The two final works on this disc are both solo pieces. Seule, a setting of Nerval’s El Desdichado, is given a virtuoso performance by Catherine King, whose voice is sensitive to the breadth of expression given to the words. From virtually inaudible to coloratura display, the lines are beautifully drawn in this piece. The last note of Seule is nicely mirrored in the third of A Child Divine for bass viol. The ringing resonance is more sympathetic here than in Gefunden, though I’m not sure quite so much resonance was really required from the mixing desk – it sounds a little as if Susanna Pell is sitting, amplified, in the middle of an empty football stadium. There is also a little surprise at the end, in case you were about to fall asleep. 

Andrew Keeling’s second release on Burning Shed, Blue Dawn represents, as the website has it, the more meditative and spiritual side of Andrew’s work. From 1992, Distant Skies, Mountains and Shadows is the eldest work on either of these discs by quite a long way. The piece was originally written for ‘Het Trio’, the famous Dutch flute/bass-clarinet/piano combo who took it on tour and broadcast it on BBC Radio 3. This was the trio whose repertoire we in the alas now defunct 3-Orm were desperately trying not to duplicate. We recorded it in a ‘Chapel’ space behind the Korzo Theatre in The Hague, now used as a ballet rehearsal room and fortunate enough to have a decent piano. The horrendous amount of resonance actually suits this atmospheric music quite well, and aside from having to sit around and wait while the chimes of the Grote Kerk over the road finished every quarter of an hour, it was a nice place to work and at least isolated from most of the traffic noise. The extra ‘live’ sounds mostly come from the nearby theatre and offices, and the floor, especially designed to be easy on dancers’ feet but the curse of our wonderful sound engineer Rick van der Mieden. I don’t want to give the impression of a carnival of squeaks, slamming doors and jingling keys: it’s actually not that bad, but it does bring back traumatic memories. For those interested, the unusual sounding flute is a bass flute, while the clarinettist plays bass clarinet as well as the more common Bb instrument. In this piece the title makes a clear case for what you might expect from the music.

MirAre which follows, is cut at a higher level; so the solo theorbo blows 3-Orm away fair and square. Much longer than a lute, and with considerable bass wallop by comparison, the theorbo has plenty of dynamic punch, while remaining a softer instrument than this recording might lead you to believe. Like Black Sun, the piece is rich with ideas and effectively idiomatic writing for the instrument, and should provide pickings for players willing to move beyond the 17th century. It impressively received its première in the Wigmore Hall, London.
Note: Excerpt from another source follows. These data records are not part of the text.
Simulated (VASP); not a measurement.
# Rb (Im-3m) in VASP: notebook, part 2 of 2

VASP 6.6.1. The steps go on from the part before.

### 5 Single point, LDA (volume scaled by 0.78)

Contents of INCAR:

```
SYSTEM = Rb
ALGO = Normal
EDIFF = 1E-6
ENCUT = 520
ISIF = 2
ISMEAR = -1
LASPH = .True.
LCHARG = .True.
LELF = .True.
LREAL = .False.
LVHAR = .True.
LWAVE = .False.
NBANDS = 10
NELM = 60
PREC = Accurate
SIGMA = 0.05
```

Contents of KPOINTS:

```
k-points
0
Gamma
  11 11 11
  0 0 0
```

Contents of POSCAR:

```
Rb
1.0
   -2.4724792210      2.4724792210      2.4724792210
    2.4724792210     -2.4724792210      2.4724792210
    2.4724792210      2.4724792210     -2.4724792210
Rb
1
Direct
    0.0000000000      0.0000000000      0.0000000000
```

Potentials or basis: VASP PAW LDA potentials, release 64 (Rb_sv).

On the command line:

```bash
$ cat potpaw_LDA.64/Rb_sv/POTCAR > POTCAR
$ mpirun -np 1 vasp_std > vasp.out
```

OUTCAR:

Petit Requiem pour Basil is for narrator, flute and piano, and is about the death of one of narrator Rosalind Rawnsley’s esteemed colleagues. The news of this event arrived when the composer was staying with Rosalind and her husband, and the work is a direct response to this devastating moment. The ‘live’ recording of Scottish-based ensemble TripleSec has a slightly home-made feel, but the playing and delivery is heartfelt, even though the music is not always entirely in the nature of a lament. The text is in French, so for a poor cultural barbarian such as myself it is not always easy to know what it’s all about. That said, the quotation from Fauré’s Requiem and the mood and intent of other passages are all clear enough.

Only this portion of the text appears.